Also, having great shows at the tip of our fingertips contributed to the decrease of outgoing extroverts. Who wants to go outside when you have six more Riverdale episodes to binge on?
Political Correctness May Have Broken Us A Little
As a kid, my mom would hit me with a stick or a broom whenever I stole from her purse. Likewise, my dad would show me tough love with a leather belt. I was lucky enough to live in the closing moments of that era when hitting your kids was okay. Child services wouldn’t come knocking on your door the minute neighbors heard a loud cry. Instead, kids like me sucked it up and, after a stern lecture, continued being stupid anyway. Besides, if I’d been in my parents’ shoes, I’d probably beat the shit out of my own candy ass, too. I was — and still am, to some extent — a total doofus.
Too bad that era’s over. We now live in a PC culture where everyone’s a winner. The simplest words offend people, and trolls are entitled to their own opinions. If you grew up in the same era I did, good for you! You know the value of discipline, honesty, and the importance of having a thick skin. However, if you were sheltered by your loving parents, chances are you’re a bit socially challenged. Don’t get me wrong, I’m not advocating for parents to beat their kids up so they’ll learn some social skills. What I’m saying is a lot of millennials probably needed a bit more discipline while they were growing up. Toughen them up a little, you know? Then again, I still ended up being awkward, so you tell me.
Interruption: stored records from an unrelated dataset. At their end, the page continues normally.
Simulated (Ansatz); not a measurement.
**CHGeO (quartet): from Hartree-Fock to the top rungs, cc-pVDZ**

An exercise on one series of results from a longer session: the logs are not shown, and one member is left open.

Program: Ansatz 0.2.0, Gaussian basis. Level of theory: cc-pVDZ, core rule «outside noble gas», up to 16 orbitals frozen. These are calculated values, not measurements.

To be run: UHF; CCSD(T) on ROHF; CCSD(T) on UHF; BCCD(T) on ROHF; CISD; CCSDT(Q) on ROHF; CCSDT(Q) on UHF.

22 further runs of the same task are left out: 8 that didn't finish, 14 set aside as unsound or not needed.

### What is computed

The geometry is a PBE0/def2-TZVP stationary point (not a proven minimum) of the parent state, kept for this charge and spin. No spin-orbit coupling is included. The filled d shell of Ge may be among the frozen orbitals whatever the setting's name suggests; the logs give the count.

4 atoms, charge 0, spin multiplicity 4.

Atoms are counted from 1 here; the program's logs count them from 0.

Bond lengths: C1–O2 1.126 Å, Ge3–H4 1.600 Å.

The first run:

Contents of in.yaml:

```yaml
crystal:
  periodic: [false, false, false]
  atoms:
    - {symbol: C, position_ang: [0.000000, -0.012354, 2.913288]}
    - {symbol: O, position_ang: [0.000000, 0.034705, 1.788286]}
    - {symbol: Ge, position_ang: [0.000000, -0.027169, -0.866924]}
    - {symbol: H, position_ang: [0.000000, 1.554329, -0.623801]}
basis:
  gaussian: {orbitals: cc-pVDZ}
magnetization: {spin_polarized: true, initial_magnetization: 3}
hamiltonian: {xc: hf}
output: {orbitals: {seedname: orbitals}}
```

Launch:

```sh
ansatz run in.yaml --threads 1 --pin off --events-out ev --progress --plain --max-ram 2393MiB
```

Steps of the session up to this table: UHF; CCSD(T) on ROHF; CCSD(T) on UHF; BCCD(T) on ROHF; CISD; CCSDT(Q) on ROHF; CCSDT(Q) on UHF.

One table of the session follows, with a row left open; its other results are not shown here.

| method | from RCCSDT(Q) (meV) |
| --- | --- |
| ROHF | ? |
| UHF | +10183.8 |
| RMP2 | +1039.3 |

Ever noticed how parents these days tend to do whatever it takes to make it easier for their kids? While it is a commendable parenting technique, it’s also likely to produce a bunch of legal-aged millennials who can’t cope with the challenges of adulthood, e.g. network building and mingling with co-workers. I even know some people who call their parents when faced with normal household situations. We take easy options and refuse to face these tasks head-on, allowing for our social anxiety to take over. Basically, our parents prepared the road for us instead of preparing us for the road. Man, that kinda sucks.
Our Smartphones Are Making Us Awkward
I’ve been walking this earth for over 20 years, and that’s enough time for me to forget how life is without a smartphone by my side. We are a generation who sat on front row seats to watch a technical revolution. We grew up witnessing the rise and fall of tech giants like Nokia and Blackberry, the evolution of Apple’s touchscreen from being a laughable joke to a millennial necessity, and the transformation of computers from bulky units to smaller devices. Basically, we were born with screens on our faces — that’s why we’re so damn awkward all the freaking time. On a side note, remember playing Snake on a Nokia dumbphone? That shit was the bomb.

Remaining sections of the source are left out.